While Exhibit 4 shows the long-term trend in miles driven and gasoline consumption per capita, Exhibit 5 shows the same data for just the period beginning with 2000.  This chart shows that driving peaked long before the financial crisis emerged, but didn’t recover until well past the end of the recession in 2009.  Gasoline consumption started to rise well before driving did (2012 versus 2014), which we attribute to the surge in SUV and light duty truck sales following the recession.  Those vehicles are less fuel-efficient than standard cars, so fuel use would logically rise faster than miles driven.  Will we continue seeing as many SUV and pick-up truck sales in the future?  Will EV mandates force those ICE vehicle prices up sharply to help auto companies remain profitable, thus hurting sales?  These are just some of the questions about how the automobile industry may evolve, which will impact future oil demand. 

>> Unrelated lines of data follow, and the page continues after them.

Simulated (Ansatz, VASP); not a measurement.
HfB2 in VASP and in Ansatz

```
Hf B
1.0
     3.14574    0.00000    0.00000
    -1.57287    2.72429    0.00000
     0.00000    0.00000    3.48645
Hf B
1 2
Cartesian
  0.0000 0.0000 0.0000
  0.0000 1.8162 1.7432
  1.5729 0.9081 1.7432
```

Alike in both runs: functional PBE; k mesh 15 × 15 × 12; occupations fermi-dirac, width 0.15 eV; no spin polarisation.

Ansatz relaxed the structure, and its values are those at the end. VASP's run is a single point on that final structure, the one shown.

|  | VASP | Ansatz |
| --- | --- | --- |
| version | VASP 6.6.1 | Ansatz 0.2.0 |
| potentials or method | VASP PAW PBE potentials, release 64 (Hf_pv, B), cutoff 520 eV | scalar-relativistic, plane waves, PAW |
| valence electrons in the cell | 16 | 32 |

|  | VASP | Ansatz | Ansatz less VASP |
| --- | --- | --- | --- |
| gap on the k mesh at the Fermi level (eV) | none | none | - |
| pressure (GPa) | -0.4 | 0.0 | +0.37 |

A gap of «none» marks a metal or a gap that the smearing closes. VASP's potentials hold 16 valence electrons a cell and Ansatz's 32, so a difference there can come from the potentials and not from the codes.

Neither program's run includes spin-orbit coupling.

Although some might suggest that what happens in developed economies such as the United States is not indicative of what is, or will happen globally, we believe people in every country are facing similar choices in their vehicle selection – initial cost versus annual operating cost, as well as dealing with practical issues such as refueling and usage.  The state of transportation fuel growth is changing. 

According to the Energy Information Administration’s (EIA) 2016 Annual Energy Outlook, in 2012, OECD nations accounted for 55% of the world’s total transportation energy consumption, with non-OECD nation’s accounting for 45%.  The EIA predicts that in 2020 the two groups will account for equal shares, but because non-OECD consumption is growing faster than OECD, by 2040 the former will represent 61% of total consumption.  The market share gain reflects the fact that 80% of the world’s population resides in non-OECD countries, and with rising standards of living transportation fuel consumption will grow at 2.5% per year. 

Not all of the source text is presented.